ESA Finds Liquid Water on Mars

Mars’ south pole is covered in layered deposits of ice and sediment. It is below such areas that liquid water has been identified by MARSIS. (Image: ESA/Roscosmos/CaSSIS, CC BY-SA 3.0 IGO)

Water has been found on Mars! (Yes, again.)

In what’s turned into the biggest space news of the day, today ESA (and that’s pronounced “eesa”, you don’t need to spell it out) announced that the Italian-run radar experiment aboard its Mars Express orbiter has provided the first good evidence of liquid water present beneath the surface of Mars’ south pole. It’s an underground reservoir of water!
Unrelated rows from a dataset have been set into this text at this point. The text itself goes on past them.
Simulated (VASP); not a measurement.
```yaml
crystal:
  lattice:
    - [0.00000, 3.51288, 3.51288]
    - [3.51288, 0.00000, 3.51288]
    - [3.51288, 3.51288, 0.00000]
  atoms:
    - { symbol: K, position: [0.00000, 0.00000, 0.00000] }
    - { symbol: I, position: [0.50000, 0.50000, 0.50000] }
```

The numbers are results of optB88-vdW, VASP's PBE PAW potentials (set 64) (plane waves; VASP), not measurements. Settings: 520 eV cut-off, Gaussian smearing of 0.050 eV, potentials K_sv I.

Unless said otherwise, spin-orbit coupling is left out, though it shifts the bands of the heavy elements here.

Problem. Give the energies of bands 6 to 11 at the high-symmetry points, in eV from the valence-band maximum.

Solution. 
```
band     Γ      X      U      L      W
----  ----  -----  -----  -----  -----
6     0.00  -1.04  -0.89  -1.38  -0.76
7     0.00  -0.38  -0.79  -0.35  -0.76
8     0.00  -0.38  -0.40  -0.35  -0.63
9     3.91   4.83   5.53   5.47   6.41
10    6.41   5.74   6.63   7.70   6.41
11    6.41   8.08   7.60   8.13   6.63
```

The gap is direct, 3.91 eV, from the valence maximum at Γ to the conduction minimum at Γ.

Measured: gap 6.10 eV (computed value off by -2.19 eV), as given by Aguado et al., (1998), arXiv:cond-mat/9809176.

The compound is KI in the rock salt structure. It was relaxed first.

The layer of water is shallow—to even have been detected it must be at least several tens of centimeters—sediment-laden and located 1.5 kilometers (about a mile) below the surface, but is fairly widespread within the 200-km area scanned with ground-penetrating radar. The entire “lake” region is at least 20 km across.

ESA’s Mars Express has used radar signals bounced through underground layers of ice to find evidence of a pond of water buried below the south polar cap. Credit: Context map: NASA/Viking; THEMIS background: NASA/JPL-Caltech/Arizona State University; MARSIS data: ESA/NASA/JPL/ASI/Univ. Rome; R. Orosei et al 2018

“This is just one small study area; it is an exciting prospect to think there could be more of these underground pockets of water elsewhere, yet to be discovered,” said Roberto Orosei, principal investigator of the MARSIS (Mars Advanced Radar for Subsurface and Ionosphere Sounding) experiment and lead author of the paper.

Read the paper on the team’s findings here.

Water is known to exist on Mars in trace amounts that have been spotted sneaking to the surface in fine, briny rivulets on steep slopes, as well as in the form of ice and thin clouds. NASA has rovers on Mars right now looking for evidence of a past environment where water existed in large quantities. But on the surface of Mars today liquid water is a rare and short-lived state; the air is so dry and the atmospheric pressure is so low that water boils off almost immediately.  To find evidence of a stable liquid reservoir, even a mile below the surface, is an enormous accomplishment! It carries major implications for not only the possibility of life on Mars but also the habitability and resource potentials of Mars for future human explorers (water can be used not only for drinking but also for growing plants, protection from radiation, and even making rocket fuel!)

“This thrilling discovery is a highlight for planetary science and will contribute to our understanding of the evolution of Mars, the history of water on our neighbour planet and its habitability.”